FinQuest Securities is bullish on MindTree (MTCL) and has recommended buy rating on the stock with a target price of Rs 1,087 in its February 8, 2013 research report.
"MTCL, reported revenues of $110mn up 2.4% sequentially but below our expectations (3.5% Q-o-Q). In rupee terms, revenue declined 1% sequentially to Rs5.9bn, in line with our expectations (down 1.3% Q-o-Q). Volumes declined 0.7% sequentially, however realizations improved by 3.3%. Among the business segments, it was IT Services (ITS) that out-performed, growing 4.8% sequentially in dollar terms, mainly due to a 8.4% Q-o-Q growth in travel, media and services verticals (Q2 was muted due to projects coming to an end in the Travel vertical) while Product Engineering Services (PES) business was quite muted posting a negative growth of -2.7% sequentially due to client shut downs.
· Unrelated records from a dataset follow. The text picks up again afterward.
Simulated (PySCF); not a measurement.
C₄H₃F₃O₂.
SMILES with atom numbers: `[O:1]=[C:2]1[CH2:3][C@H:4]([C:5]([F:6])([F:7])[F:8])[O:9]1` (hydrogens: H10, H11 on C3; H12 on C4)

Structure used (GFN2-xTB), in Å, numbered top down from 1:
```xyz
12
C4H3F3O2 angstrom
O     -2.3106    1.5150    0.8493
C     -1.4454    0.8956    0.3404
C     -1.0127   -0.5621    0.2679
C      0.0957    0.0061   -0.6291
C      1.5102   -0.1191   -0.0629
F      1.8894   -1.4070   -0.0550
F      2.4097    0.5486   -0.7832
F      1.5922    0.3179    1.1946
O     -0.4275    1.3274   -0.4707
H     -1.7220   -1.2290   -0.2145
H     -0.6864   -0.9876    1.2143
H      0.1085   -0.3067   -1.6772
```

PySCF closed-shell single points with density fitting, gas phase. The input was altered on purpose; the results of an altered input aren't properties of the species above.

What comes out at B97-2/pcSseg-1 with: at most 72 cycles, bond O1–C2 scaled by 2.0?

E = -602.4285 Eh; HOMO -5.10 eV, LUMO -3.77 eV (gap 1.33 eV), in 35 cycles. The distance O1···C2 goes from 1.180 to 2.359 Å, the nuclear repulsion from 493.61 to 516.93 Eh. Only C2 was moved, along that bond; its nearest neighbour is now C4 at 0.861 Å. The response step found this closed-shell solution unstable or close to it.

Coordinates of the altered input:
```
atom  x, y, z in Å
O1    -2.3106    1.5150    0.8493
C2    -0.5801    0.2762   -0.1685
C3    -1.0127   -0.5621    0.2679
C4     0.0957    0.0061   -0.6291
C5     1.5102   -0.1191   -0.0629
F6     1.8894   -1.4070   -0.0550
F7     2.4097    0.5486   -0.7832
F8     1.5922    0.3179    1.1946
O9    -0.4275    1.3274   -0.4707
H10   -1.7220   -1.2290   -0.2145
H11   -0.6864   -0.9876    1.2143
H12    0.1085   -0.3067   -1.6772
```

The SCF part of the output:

Volumes declined 0.7% sequentially, which was expected due to seasonal factors, while it was offset by a 3.4% improvement in realization. The higher productivity during the quarter was driven by greater efficiencies in fixed price contracts as revenue contribution from fixed price contracts which increased by 350bps Q-o-Q to 42.3%.
EBITDA margins of MTCL contracted 204 bps sequentially to 20.1%, on account of wage hikes given to ~20% of employees and rupee appreciation 3.4% (margin sensitivity ~40-50bps per point change in INR/USD). However, Gross margins improved marginally to 40.2% on the back of an improvement in realization. MTCL has invested this savings into higher S,G&A as management expects the demand scenario to improve going into FY14.. Higher-than-expected forex gains of Rs142mn (versus Rs415mn loss in the previous quarter) aid the sequential profit growth of 36.8% to Rs 988mn.
Over the last seven quarters, the revenue run-rate has been flat for PES. The slowdown in the semiconductor sector coupled with lower discretionary spend over the past year were the main reasons for this subdued performance. However, MTCL has been able to improve the profitability of the PES segment (~24% in Q3FY13 vs. ~7% in Q1FY12) while the outlook looks good as the discretionary spend is set to pick-up.
MTCL has a higher leverage towards discretionary spend as it derives ~45-50% of its revenues from discretionary projects which was construed as negative for MTCL in the past in the deteriorating macro environment. But the same factor would be beneficial for MTCL as the companies' increase their discretionary spend.
MTCL delivered a decent set of numbers in spite of a seasonally weak quarter. It benefitted from higher pricing while it has also increased the spend on S,G&A to cash in on the pickup in discretionary spend going ahead. The company should benefit from the improvement in the discretionary spend thus aiding the performance of the PES segment while cost optimization should be retained in the improving demand scenario. Taking the above factors into account we model for FY13 and FY14 revenue and EPS to come in at Rs 23.62bn & Rs 25.30 bn and Rs 82.6 & Rs108.7 respectively. With FY14 hedges coming in at Rs 57.37 the company could benefit from forex gains in FY14 if the current rate of Rs 53.5/$ sustains while it could slightly lose out on the INR topline and margin front. We reiterate our Buy rating on the stock and roll forward our target price for FY14 at Rs 1,087(up from 737 for FY13E) valuing the company at 10x FY14 earnings of 108.7 (factoring the forex gains)," says FinQuest Securities research report.